Logs and events are the backbone of performant security. They provide the necessary details to investigate and audit security incidents. They also supply the ‘experiences’ that powers today’s machine learning and artificial intelligence constructs. As with life, the more experiences a system has, the more successful that system will be in identifying, alerting, and reacting to anomalous event experiences. Logs and events facilitate system learning. The more, the better.
Capturing ‘all’ logs and events can be expensive. CISOs know this because a SIEM, the tool that can ingest, learn, and alert upon these items, is one of if not the most expensive solutions in the CISO’s arsenal. Given this, CISOs would want to know if there is a less expensive way to aggregate, learn, visualize, and alert upon some of their more extensive data sets.
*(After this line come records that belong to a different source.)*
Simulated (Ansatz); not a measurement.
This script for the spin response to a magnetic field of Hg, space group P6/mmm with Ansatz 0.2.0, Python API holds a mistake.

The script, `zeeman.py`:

Azure Monitor / Log Analytics is Microsofts existing cloud-native PaaS log and event aggregation solution. Pricing for log/event ingestion is dependent on numerous items (contract discounts, pre-purchased capacity, etc.), but you could estimate roughly $2.10/Gb ingested (pricing details here). At this cost ingestion of large datasets like SQL audit, DNS or on-premise Syslog may be out of reach for some companies. As many cloud architects know, the cloud amplifies the requirement to architect for expense; enter Azure Data Explorer or ADX for short.
ADX is the backend persistence tier that powers Azure Monitor and Azure Log Analytics. Microsofts Azure Monitor and Azure Log Analytics teams are one of, if not the, largest customer of ADX. Given this, it is obvious ADX is performant. My question was, can I get ADX to ingest my customers on-prem Syslog traffic quickly. The answer was yes, sort of! What I am sharing here isn’t something I found on-line directly, but it is something you have. Congratulations!
My goals; provide a PaaS powered low-cost persistence tier for voluminous Syslog data. It needed to provide straightforward data ingestion and normalization capabilities, and a robust well-documented query language that enabled ML/ AI constructs all within a platform that integrated quickly with standard industry visualization tools.
The PowerShell code below:
- Creates a resource group, vnet, subnet, and a Ubuntu VM. This VM is the log source.
- Creates blob storage. This is the initial low-cost event / log aggregation point.
- Creates an ADX cluster and DB. This provides parsing, normalization, storage, and analysis of the data.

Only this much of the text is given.